Woolen’s six interceptions draw in the attention, although he’s more than just a player picking off passes. His 6-4 frame allows him to battle and compete with any wide receiver and take away contested deep passes. Offenses just weren’t able to challenge Woolen deep this season; against throws 20-plus yards downfield as the nearest defender in coverage, NFL Next Gen Stats says Woolen allowed just one catch for 23 yards on 12 targets.
1. Sauce Gardner, CB, Jets
As good as Woolen was during the regular season, Sauce was that much better. The No. 3 overall pick erased one side of the field for the Jets and finished the season generating 28.8 expected points as the nearest defender in coverage. James Bradberry was the only other cornerback who was more impactful as the nearest cover guy.

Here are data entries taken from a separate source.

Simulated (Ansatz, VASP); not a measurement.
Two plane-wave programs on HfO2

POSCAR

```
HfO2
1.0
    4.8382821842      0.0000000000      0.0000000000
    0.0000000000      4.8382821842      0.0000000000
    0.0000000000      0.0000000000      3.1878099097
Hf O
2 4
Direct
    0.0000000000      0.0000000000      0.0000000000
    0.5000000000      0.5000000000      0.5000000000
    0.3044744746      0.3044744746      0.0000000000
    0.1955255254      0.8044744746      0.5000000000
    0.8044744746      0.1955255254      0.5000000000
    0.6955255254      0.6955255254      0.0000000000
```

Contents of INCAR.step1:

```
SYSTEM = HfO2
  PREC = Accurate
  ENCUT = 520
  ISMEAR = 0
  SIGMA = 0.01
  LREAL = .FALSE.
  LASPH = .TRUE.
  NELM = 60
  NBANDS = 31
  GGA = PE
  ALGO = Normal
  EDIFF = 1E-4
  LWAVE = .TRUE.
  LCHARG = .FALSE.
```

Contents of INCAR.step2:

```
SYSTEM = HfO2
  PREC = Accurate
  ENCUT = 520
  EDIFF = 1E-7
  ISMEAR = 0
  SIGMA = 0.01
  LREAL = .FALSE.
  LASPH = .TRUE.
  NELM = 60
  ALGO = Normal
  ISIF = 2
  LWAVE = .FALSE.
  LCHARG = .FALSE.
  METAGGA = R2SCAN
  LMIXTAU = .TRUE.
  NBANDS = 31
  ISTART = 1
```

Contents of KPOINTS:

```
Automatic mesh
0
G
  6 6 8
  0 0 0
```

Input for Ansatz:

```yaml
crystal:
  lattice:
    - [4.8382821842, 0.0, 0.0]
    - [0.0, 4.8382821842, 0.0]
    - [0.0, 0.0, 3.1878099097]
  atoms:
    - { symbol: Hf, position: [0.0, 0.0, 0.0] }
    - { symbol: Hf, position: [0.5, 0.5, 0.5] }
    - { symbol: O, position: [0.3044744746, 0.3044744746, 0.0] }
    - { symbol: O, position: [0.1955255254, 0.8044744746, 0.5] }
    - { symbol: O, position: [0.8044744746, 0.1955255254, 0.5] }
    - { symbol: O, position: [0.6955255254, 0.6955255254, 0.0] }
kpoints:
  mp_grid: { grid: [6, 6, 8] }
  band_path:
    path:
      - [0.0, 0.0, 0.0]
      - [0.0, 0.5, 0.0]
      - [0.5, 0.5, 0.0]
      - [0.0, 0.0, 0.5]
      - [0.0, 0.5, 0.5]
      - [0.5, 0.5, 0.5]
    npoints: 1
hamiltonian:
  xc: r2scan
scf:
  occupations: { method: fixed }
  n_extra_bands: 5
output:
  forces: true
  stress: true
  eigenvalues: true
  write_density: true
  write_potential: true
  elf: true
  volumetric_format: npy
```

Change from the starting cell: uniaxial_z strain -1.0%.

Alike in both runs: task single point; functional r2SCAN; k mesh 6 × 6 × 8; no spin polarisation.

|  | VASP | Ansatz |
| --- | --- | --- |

Woolen intercepted more passes than Gardner (two), which created big plays for the Seahawks, but Gardner wasn’t exactly avoiding the football. He finished with 20 pass breakups, comfortably leading the league. According to the data at Pro Football Reference, Gardner allowed just 5.1 yards per target in coverage through Week 17, one full yard ahead of Woolen.
As with many other awards here, I don’t think there’s much between the options at Nos. 2 and 1, so Woolen would be a totally viable pick, but Gardner was one of the league’s best cornerbacks, full stop.
My pick at midseason: Gardner
My pick after four games: Devin Lloyd, LB, Jaguars
The awards that should exist
Before we get to the offensive and defensive players of the year and my pick for MVP, let me throw out winners for these fake awards. I’d love to see some of these become real honors, but I wouldn’t count on them appearing anytime soon:
Game of the season: Dolphins 42, Ravens 38 in Week 2
We were blessed with a series of dramatic comeback victories from the Vikings, but Dolphins-Ravens was every bit as spectacular. After a 103-yard kickoff return on the opening play of the game by Devin Duvernay, a 79-yard touchdown run by Lamar Jackson put the Ravens up 35-14 with 26 seconds left to go in the third quarter.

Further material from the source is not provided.